A few years ago I interviewed 15 local men and women about their first-hand experiences in the military during World War II. Recently I’ve been watching Ken Burns’ magnificent documentary, “The War,” on PBS and am again struck by the tale of how this country coped during that unique period of history.
I’ve gleaned new information from the Burns piece. For instance I had wondered as a youngster, why we were always collecting things for the war effort: newspapers, scrap metal, tin foil, even string. According to the film, part of the reason was to deliberately include those at home in the hardships of war. It certainly worked; I can remember feeling patriotic as could be doing without cake on my birthday because there was no sugar. In school we purchased saving stamps for 10 cents or a quarter. These would be pasted into little booklets that, when full, would buy U.S. War Bonds.
There were few dads or older brothers around. Under my mother’s strict orders we wrote to our father every single day. A lot of “How are you. I am fine. I love you” made it in to mail calls far away. It was thrilling to get letters back with portions blacked out. That meant the original letter had contained sensitive material that we must not know about. We felt like spies.
I had real fears during those days. Aside from the worries over family and friends actually in uniform, I can remember feeling that we would surely be attacked. There were rumors (millions of them) that the Germans were in submarines parked up and down the East Coast, ready to come ashore and herd us all into prison camps. Anyone with an accent of any kind was highly suspicious.
When we walked to school, being careful to step on every crack in order to break Hitler’s back, we bellowed at the top of our young lungs, “Whistle while you work, Hitler is a jerk, Mussolini is a meany, Tojo’s out of work.” On the school swings we sang, “Comin’ in on a Wing and a Prayer, Look Below there’s a Field over there.” The War was everywhere.
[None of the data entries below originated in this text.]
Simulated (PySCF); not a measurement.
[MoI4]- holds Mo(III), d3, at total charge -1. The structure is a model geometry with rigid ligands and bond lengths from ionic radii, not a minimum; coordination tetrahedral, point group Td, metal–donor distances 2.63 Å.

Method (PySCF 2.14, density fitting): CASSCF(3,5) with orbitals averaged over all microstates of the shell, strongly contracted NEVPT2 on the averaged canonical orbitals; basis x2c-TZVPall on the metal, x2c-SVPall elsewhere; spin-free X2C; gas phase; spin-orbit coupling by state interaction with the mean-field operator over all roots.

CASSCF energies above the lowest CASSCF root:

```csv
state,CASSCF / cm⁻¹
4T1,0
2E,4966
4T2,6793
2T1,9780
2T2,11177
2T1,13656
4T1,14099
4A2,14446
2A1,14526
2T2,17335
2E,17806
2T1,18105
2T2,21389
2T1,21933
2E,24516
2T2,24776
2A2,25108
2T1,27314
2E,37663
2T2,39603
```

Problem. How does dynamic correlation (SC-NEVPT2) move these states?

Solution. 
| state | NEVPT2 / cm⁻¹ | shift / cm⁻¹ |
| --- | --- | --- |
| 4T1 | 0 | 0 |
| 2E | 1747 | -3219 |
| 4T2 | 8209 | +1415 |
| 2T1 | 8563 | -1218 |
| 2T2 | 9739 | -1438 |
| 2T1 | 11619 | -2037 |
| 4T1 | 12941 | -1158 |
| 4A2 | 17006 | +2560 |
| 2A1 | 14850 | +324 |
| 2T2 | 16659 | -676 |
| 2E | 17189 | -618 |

We had air raid drills. If you owned a car and were lucky enough to get some gas for it, you were to put tape over the top half of your headlights so as not to allow them to be seen by enemy aircraft. And when the fire siren went off with a particular wailing sound, we were to get into our houses and turn off all the lights…that’s all the lights. Our family got a good scolding from the air raid warden, a local official who wore a white metal helmet, when he spotted our cellar light on during a drill.
I had my own terrors. My older brother would have me paralyzed with fear while he counted the imaginary German planes flying over. He had me in such a state, I could hear the drone of the engines and screech of the bombs as they headed for us, ready to take out the whole town, all because of one cellar light.